When I tried combining all the small 32x32 images into large image (consisting of multiple tiles each having configurable “overlap” of black pixels in between the actual content) here the speed of single large optixDenoiserInvoke is again much faster than multiple small paralel optixDenoiserInvoke calls, however as I was worried this also resulted in the black background leaking into the final denoised result and I was unable to resolve this problem within the precision margin for my applicaiton (while applying the denoisier separately on 32x32 works OK)
This is all tested on RTX 3070 + Ryzen 7900 + Ubuntu 22.04.2, Driver 535.86.05, CUDA 12.2, Optix 7.6
I was also using modelKind OPTIX_DENOISER_MODEL_KIND_HDR and pixel format OPTIX_PIXEL_FORMAT_FLOAT3
So here are my questions:
1.) Is there anything I could try that could improve the performance when using Optix 7.6?
2.) Could upgrade to Optix 8.0 improve the performance?
3.) If not is there any chance that in some future version we could get denosing speed for this scenario closer to theoretical limit (instead of currently i.e. 10x slower than the theoretical limit even when using multiple denoisers + streams)?
I was also using modelKind OPTIX_DENOISER_MODEL_KIND_HDR and pixel format OPTIX_PIXEL_FORMAT_FLOAT3
That “also” is in addition to the other system configuration options or do you mean you tried other denoiser input formats as well?
Asking because the OptiX denoisers are using half internally, so using float formats as input might be slower than it needs to be.
There can also be a difference between 3- and 4-component inputs due to hardware vectorized loads for 4-components, so maybe try OPTIX_PIXEL_FORMAT_HALF4 instead.
The AOV denoiser models got continuous quality and performance improvements over driver versions and should definitely be tested instead of the LDR and HDR models which didn’t.
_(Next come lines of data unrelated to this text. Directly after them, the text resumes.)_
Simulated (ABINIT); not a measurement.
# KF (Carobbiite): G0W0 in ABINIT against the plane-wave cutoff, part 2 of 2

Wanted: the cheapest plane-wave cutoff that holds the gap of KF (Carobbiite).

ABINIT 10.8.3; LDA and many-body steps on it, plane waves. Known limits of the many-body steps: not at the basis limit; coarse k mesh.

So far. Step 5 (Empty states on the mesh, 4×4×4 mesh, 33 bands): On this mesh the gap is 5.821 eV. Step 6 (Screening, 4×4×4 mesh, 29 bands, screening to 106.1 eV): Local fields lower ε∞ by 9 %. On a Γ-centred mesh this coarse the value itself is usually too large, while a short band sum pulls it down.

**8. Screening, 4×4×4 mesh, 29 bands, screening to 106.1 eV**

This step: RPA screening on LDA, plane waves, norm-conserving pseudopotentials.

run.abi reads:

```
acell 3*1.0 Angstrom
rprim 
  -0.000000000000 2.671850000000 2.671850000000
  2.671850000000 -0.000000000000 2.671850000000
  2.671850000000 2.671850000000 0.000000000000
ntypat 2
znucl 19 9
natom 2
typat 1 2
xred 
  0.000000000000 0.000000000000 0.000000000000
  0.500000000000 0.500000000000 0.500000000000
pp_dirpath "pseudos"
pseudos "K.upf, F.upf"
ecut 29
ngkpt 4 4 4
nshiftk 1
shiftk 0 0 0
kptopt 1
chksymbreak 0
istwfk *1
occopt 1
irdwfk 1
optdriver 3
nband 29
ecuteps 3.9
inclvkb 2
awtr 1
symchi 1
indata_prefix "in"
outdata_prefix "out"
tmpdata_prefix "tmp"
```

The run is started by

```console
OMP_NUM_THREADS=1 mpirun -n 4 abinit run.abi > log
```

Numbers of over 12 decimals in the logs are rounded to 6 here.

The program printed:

The denoiser implementation is part of the display driver, like the OptiX 7/8 implementation itself.
Means improvements in denoiser performance can be expected by changing display drivers and denoiser models rather than OptiX SDK versions.
If possible I would always recommend using the newest possible OptiX SDK versions though.
The OptiX Denoiser API changed among SDK versions and some small application code adjustments might be necessary. Always read the OptiX Release Notes when switching OptiX SDK versions.
The optixDenoiser example inside the OptiX SDK releases shows the usage of the different denoiser models on loaded images data.
In principle the optixDenoiserInvoke calls should run fully asynchronously to the CPU since they are taking a CUDA stream argument.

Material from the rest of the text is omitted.